Some critics have pointed out this film is about sadomasochism in the American workplace. But it is more concerned about our apparent inability to question authority. Writer/director Zobel has fashioned a superb, edgy, supremely discomforting drama that brilliantly captures the reality of how far we will go to please someone we think has power over us — in spite of what we feel to be wrong. Think you would never comply in a similar situation? Zobel based his movie on studies that were done in the 60s that showed students willingly inflicting apparently excruciating electrical shocks to other students when told to do so by instructors in lab coats with clipboards. Specifically, COMPLIANCE is based on more than 70 criminal complaints of similar incidents. Ann Dowd is as memorable a character as Tony Perkins in PSYCHO. Dreama Walker perfectly captures the resigned horror of capitulating to the imprisonment of her vulnerability. Filmmaker Zobel is a huge talent with an assured future. He knocks this one out of the park and into orbit. A perfect movie. Tragic and terrifying.

 

A THOUSAND CUTS
Playwright and filmmaker Charles Evered’s much discussed movie finally makes it’s home video debut this Tuesday. The hugely relevant story centers on the hot button topic of movie violence and the influence it may have on the viewer — stable or not. Academy Award© nominee Michael O’Keefe co stars as an angry, grieving father who holds hostage a hot young director (Michael Newcomer) who made a splatter film a killer used as a model for the murder of his daughter.

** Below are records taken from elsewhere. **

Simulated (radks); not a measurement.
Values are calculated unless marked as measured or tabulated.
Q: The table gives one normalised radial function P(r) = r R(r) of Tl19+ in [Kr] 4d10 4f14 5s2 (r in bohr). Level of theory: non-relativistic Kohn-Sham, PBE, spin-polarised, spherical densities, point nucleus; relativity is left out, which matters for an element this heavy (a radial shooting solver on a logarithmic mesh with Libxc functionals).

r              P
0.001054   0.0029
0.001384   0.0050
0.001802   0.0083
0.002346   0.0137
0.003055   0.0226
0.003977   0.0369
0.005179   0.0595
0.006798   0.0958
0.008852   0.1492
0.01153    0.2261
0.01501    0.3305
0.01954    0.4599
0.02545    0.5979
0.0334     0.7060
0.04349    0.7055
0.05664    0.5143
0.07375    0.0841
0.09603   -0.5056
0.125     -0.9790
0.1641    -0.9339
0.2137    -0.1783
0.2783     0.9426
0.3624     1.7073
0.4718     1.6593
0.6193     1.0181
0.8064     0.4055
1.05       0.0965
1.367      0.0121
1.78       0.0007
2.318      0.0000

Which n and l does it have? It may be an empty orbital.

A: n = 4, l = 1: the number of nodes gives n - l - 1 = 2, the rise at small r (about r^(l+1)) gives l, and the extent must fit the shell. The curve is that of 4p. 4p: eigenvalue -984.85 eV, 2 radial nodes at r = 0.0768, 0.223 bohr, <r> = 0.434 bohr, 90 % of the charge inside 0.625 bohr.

This intense psychological drama, scripted by Evered, Marty James and Eric Barr, delivers a fierce, ferocious conversation about the ripple effects of the extreme violence that passes for entertainment. What if there’s a moral debt for the creators of dehumanizing on-screen portrayals? And what happens when that debt comes due?

For me, after watching this film, I could not help thinking about the most fundamental questions regarding the very nature of story itself — and the various ways it can be conveyed by different media. And more importantly, is there such a thing as responsibility in art. Big questions indeed swirl around the core of this drama.

In some ways, the poster and video box art imply the sub-genre of violence porn that the film actually rails against. Don’t be misled, this is not a gore or torture fest. And make no mistake; this is no message movie but rather a carefully crafted argument about our never-satiated craving for evermore-vivid action and entertainment. Are we prisoners of our desires? There’s a clever balancing act here as we are seduced into considering both sides of the argument.